Sabado, Hunyo 20, 2015

CHRIST, KING AND PRIEST FOREVER

SCRUTATIO SCRIPTURAE


A Scrutatio for 4th Sunday of the CHRISTIAN SEASON OF ORDINARY TIME/TIME OF THE CHURCH

Readings from the Anglican Book of Common Prayer
Job 38:1-11 and 16-18 / Psalm 107:1-32 / II Corinthians 5:14-21 / Mark 4:35-41

Readings for the Pauline/Vatican II Rite of the Holy Sacrifice of the Mass
Job 38:1 and 8-11 / Psalm 107:23-24, 25-26, 28-29 and 30-31 / II Corinthians 5:14-17 / Mark 4:35-41


Readings for the Tridentine Rite of the Holy Sacrifice of the Mass
Introit: Psalm 27:1-2 and 3
Epistle: Romans 8:18-23
Gradual and Alleluia: Psalm 79:9-10 and 9:7-9

Gospel 
Luke 5:1-11


Offertory: 
Psalm 13:3-4

Communion Antiphon:
 Psalm 18:2

From an excerpt taken from a Treatise on the Trinity, written by a Priest of the Gospel of our LORD AND SAVIOR, JESUS CHRIST OF NAZARETH (Romans 15:16), Faustinus Luciferanus, written on the year 380 A.D. :         


CHRIST, KING AND PRIEST FOREVER

Our Saviour received a bodily anointing and so became a true king and a true priest. Both king and priest he was of his very self; a saviour could be nothing less. Hear in his own words how he himself became a king: I have been appointed king by God on Zion his holy mountain. Hear in the Father’s words that he was a priest: You are a priest for ever in the line of Melchizedek. Aaron was the first under the law to be made a priest by being anointed with chrism, yet the Father does not say, “in the line of Aaron,” lest it be believed that the Saviour’s priesthood could be passed on by inheritance, for at that time Aaron’s priesthood was transmitted by lineal descent. But the Saviour’s priesthood is not inherited because this priest lives on for ever. Therefore Scripture says: You are a priest for ever in the line of Melchizedek.

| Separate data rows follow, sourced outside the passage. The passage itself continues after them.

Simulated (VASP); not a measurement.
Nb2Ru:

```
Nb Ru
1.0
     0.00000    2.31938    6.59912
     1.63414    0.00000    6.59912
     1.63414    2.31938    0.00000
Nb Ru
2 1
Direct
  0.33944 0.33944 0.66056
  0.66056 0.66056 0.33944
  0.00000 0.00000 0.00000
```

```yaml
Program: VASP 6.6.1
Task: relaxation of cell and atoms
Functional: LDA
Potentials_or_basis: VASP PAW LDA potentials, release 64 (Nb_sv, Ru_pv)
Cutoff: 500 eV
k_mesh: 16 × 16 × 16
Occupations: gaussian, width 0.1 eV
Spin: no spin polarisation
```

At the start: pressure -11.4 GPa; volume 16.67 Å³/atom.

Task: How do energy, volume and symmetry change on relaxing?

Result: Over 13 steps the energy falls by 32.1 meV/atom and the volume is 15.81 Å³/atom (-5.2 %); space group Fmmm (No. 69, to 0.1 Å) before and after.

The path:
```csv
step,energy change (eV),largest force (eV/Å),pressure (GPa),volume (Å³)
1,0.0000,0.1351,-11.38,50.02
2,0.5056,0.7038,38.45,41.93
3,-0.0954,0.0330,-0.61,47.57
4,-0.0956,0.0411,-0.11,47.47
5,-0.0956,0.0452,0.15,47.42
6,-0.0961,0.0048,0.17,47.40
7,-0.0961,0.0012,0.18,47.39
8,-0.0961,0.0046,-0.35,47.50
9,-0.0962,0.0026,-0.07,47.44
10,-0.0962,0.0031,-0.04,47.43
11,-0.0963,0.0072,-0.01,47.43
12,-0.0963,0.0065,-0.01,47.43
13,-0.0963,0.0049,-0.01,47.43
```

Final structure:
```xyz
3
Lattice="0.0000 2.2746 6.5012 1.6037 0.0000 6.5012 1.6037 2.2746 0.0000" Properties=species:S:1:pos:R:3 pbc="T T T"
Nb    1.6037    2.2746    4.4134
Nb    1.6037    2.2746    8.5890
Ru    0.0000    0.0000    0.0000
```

There is, therefore, a saviour in the flesh who is both a king and a priest, though his anointing was not physical but spiritual. Among the Israelites, those kings and priests who were actually anointed with oil were either kings or priests. No man could be both king and priest; he had to be one or the other. Only Christ was both king and priest; because he had come to fulfil the law, he alone possessed the twofold perfection of kingship and priesthood.

Those who had been anointed with the oil of kingship or priesthood, although they received only one of these anointings, were called messiahs. Our Saviour, however, who is the Christ, was anointed by the Holy Spirit so that the passage in Scripture might be fulfilled: God, your God, has anointed you with the oil of gladness and raised you above your companions. The difference, then, between the one Christ and the many christs is in the anointing, since he was anointed with the oil of gladness, which signifies nothing other than the Holy Spirit.

This we know to be true from the Saviour himself. When he took the book of Isaiah, he opened it and read: The Spirit of the Lord is upon me because he has anointed me. He then said that the prophecy was fulfilled in the hearing of those listening.

Peter, the prince of the apostles, also taught that the chrism which made the Saviour a christ was the Holy Spirit; that is to say, the power of God. When in the Acts of the Apostles Peter spoke to that faithful and merciful man, the centurion, he said among other things: After the baptism which John preached, Jesus of Nazareth, whom God anointed with the Holy Spirit and with power, started out in Galilee and travelled about performing powerful miracles, and freeing all who were possessed by the devil.

So you see that Peter too said that Jesus in his humanity was anointed with the Holy Spirit and with power. Thus Jesus in his humanity truly became the Christ. By the anointing of the Holy Spirit, he was made both king and priest for ever.